Silencing the Buzz: Reconciling Individual and Collective Tastes in Awards Season
by: Bo Baker / FLOW Staff
I don't really want to see Babel. I wasn't terribly interested when I saw the trailer a few months ago, my friends didn't like it, and the critics that I trust were split on it. I would rather watch any of the DVDs received through the mail that have stacked up in the past week or so, or the new Almodóvar picture. But Babel recently won the Golden Globe and was nominated for a bunch of Oscars including Best Picture; does this mean anything?
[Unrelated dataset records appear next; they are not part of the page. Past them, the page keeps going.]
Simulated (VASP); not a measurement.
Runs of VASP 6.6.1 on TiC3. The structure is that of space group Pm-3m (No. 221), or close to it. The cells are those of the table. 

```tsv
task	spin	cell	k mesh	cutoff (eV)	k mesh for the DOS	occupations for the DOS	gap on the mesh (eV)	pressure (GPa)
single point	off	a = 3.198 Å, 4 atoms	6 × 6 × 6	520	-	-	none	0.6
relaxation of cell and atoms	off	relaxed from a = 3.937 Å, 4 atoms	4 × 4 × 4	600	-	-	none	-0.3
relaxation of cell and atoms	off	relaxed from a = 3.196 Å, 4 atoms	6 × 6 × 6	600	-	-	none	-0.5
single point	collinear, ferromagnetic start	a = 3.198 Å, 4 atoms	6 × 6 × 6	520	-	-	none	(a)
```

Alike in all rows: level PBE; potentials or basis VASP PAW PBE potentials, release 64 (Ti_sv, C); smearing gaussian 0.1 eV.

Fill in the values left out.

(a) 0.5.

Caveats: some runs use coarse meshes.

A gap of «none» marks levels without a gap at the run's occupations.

I exaggerate a bit. Somewhere in my teenage years I realized that many of the films (or TV shows, records, etc.) that I value typically do not win awards from America's critical or industrial groups; often they aren't even nominated. Still, for as much distance as I try to keep from the judgments of the AMPAS and other such organizations, I'm interested in the influential effects of award season on personal and collective taste. I experience this mostly in terms of the film industry, so please forgive me if I tend to use film-centric references, but really, this is about the general functions of awards and why I can't help but consider them.
To begin, they're still everywhere. Although entertainment and business analysts are quick to report that the Nielsen ratings for awards ceremony telecasts have dwindled in recent years (epitomized by the thumping of the 2006 Grammys by “American Idol”), they still remain boosts for the networks on which they air. More importantly though, the amount of attention and privilege given to award ceremonies by entertainment television, the press and the blogosphere contribute to an inescapable chainsaw-like buzz surrounding the awards.
Certainly we all know the routine: Who or what will win? Who got snubbed? What was the biggest surprise? How much money did distributors throw toward last minute ad campaigns? What “trends” or voting mechanisms influenced the decisions? What kind of “antics” will Jack Nicholson be up to this year at the Oscars? Journalists and bloggers espouse several theories and frustrations of why a film gets nominated and how a nomination from one organization will affect the rest. I made no effort to tune in to this year's Golden Globes, yet feel confident that I could regurgitate the nominees, winners and other “issues” of this year's ceremony accurately enough to win money on a quiz show.
It seems that everyone is out to promote the entertainment industries, including the industries themselves. Hollywood's acknowledgement of its artistic achievements also acts as self promotion and these coveted awards often become marketing tools that contribute to commercial success. Prestige from such validation by an industry extends the “legs” of a film via revamped ad campaigns, secondary runs, and wider release schedules. The benefits for individual winners extend even longer as they are christened “Oscar Winner” or other equivalents.
Hollywood loves itself
Where does the extension end? In the case of Oscar, a winner joins a historical list, coming up on 79 years long, of recognized films. In constructing historiographies, where do awards fit? Do awarded films, TV shows, etc. remain landmarks and examples of popular taste? Individually we may discredit awards of any kind, but do they retain value when considering popular taste?
As a reader and editor of FLOW, I am interested in some more of these questions:
How do you react to awards?
Are awards useful or misleading for historical research?
Does the relationship differ for other media?
How do industrial differences from, say, film to television affect how we perceive the awards themselves?
Our own FLOW Critics' Poll generated fruitful discussion of our collective and individual TV tastes as scholars. I'm asking our community to reprise aspects of that discussion in the context of a kind of “decorated canon” formed by industrial and critical groups.
Image Credits:
1. Babel
2. Oscar statues
Please feel free to comment.
I’ve come to trust review aggregating sites like Metacritic and Movie Review Query Engine more than I have awards shows, both for films I want to watch and films that will matter in 20 years. Award shows, more than individual reviews, seem to be about perpetuating myths, like the one that anyone can make it in Hollywood, i.e. the little film that could (Rocky, Good Will Hunting, Little Miss Sunshine). In looking at past Best Picture winners, the only similarity that jumps out at me is the seriousness and earnestness and the complete lack of playfulness or irony. You wouldn’t think that the subject matter nor the mode of address in filmmaking has changed in the past 20 years. Metacritic and MRQE do a better job of charting the evolution of our culture and films, so I rely more heavily on that.